But there is still fun to be had if one follows the compiler recommendation.

fn main() {
    let mut pattern = String::from("z");
    pattern += "a".to_owned() + "b";
    println!("{}", pattern);
}

3 |     pattern += "a".to_owned() + "b";
  |                ^^^^^^^^^^^^^^^^^^^^
  |                |
  |                expected `&str`, found struct `String`
  |                help: consider borrowing here: `&("a".to_owned() + "b")`

Then if I fix that I end up going round in circles :).

OK This bit of code needs to just stay as:

     pattern = pattern + "(" + &ext.join("|") + ")";

I shall look into the other suggestions from the other replies to improve my code.

Thanks for all the replies.

BTW Clippy never told me to change the line which now gets an error to use += I just applied the recommendation to all my lines in that function. Silly me :slight_smile:

fn main() {
    let mut pattern = String::from("z");
    pattern = pattern + "a" + "b";
    println!("{}", pattern);
}

And I noticed Clippy does not recommend you change this to use += when there is more than one string slice.

3 Likes

Thank you. I like it. I don't appreciate the comment about unwanted allocations yet.

I've had a quick read of the docs for itertools and noticed a join() as well. Multiple ways to do things is always fun. Is one better than the other in any significant way?
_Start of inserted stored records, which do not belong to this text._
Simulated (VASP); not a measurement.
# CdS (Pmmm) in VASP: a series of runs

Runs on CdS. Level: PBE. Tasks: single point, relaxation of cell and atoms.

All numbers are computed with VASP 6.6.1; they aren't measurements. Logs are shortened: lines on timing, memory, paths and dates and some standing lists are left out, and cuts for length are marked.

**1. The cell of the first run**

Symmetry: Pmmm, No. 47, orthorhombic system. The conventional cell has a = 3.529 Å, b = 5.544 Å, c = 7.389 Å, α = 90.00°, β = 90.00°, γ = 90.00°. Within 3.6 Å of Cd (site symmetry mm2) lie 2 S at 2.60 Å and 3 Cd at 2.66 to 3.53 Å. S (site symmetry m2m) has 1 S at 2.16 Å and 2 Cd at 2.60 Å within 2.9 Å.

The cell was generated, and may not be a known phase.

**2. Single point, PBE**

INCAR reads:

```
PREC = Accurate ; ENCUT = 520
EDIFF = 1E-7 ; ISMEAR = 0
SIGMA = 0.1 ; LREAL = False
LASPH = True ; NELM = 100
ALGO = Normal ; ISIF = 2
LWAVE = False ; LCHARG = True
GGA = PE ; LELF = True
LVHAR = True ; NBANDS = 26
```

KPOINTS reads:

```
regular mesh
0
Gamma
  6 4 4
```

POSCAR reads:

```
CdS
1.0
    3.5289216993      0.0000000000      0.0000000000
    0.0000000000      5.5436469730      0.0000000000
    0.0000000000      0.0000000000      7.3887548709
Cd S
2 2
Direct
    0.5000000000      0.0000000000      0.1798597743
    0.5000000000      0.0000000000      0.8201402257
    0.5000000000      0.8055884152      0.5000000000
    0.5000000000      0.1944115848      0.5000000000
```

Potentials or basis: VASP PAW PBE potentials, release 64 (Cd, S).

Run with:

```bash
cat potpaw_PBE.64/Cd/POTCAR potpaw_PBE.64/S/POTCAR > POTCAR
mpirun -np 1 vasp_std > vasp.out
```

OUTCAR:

vuse itertools::intersperse;
use itertools::join;

fn main() {

    let ext = vec!["cbl", "cpy", "rs", "py"];
    let mut pattern = String::from("\\.");

    if ext.len() == 1 {
        pattern = pattern + ext[0];
    } else {
        pattern += "(";
        // pattern.extend(intersperse(ext, "|"));
        pattern += &join(&ext, "|");
        pattern += ")";
    }

   pattern = pattern + "$";
   println!("{}", pattern);
}
        pattern += "(";
        pattern.push_str(&ext.join("|"));
        pattern += ")";

push() did not work out but push_str() looks good! :slight_smile: .

The itertools join is going to do more or less the same thing as the slice-based join. The slice-based one might not use the iterator trait as there's an inherent way to visit slice elements in order (but I didn't check). Both create a new String.


So here:

// new `String`            vvvvvvvvvvvvv
pattern = pattern + "(" + &ext.join("|") + ")";
// temp ref to `String`   ^^^^^^^^^^^^^^

You create a new String (storing the contents in the heap), only to more or less immediately append the contents into pattern's String. The String that join created then gets dropped (deallocated).

In this version:

pattern = format!("{pattern}({})", ext.join("|"))

ext.join creates a new String like before, and format! does too. You keep the version created by format!, discard the one created by ext.join, and also discard your original pattern.

In the version I suggested, you never create a new String. You just append a bunch of &str into your existing String.


Which is best? Well, it's based on your use case and habits. I instinctively gravitate towards the non-newly-allocating version and the notionally-always-allocating ones peeve me a little, due in large part to my particular programming history no doubt. But my version might have to grow the String (reallocate) too.

Additionally the compiler may be able to optimize away some of the supposed allocations in the examples above, and even if it doesn't, it just might not be a concern in your application. In that case, might as well go with whatever you find easiest to maintain (e.g. some in this thread clearly prefer format!).

So on the whole I wouldn't suggest going out of your way for any particular approach unless some sort of measurements indicate you need to make a change. Find a comfortable default and stick with that. If performance does become a concern, don't assume which is better, measure and see.

4 Likes

Thank you quinedot for your explanation. In my little app it is just code run at start up. But if it was in a loop or used more frequently I now see the benefit of using pattern.extend(intersperse(ext, "|")); in such a scenario.

To use this method also means a dependency on itertools. So I will keep things simpler for now. I've seen itertools been mentioned several times, so now I've read the docs I'm more aware and can check it out to see if it helps with something else I'm doing in the future.

There's the option of just writing format strings directly to the string: this generalizes well (ie. it always works), avoids most unnecessary allocations, and doesn't need any 3rd-party dependencies:

let mut pattern = String::with_capacity(64);

for ext in subpatterns {
    write!(pattern, "|{}", ext).unwrap();
}

You should probably prefer this approach because it's easy to remember, works in most cases, and has good performance (insofar as string comparison can have "good" performance – std's built-in formatting is certainly not the absolute most optimal way of writing things, but it's good enough in the overwhelming majority of programs).

2 Likes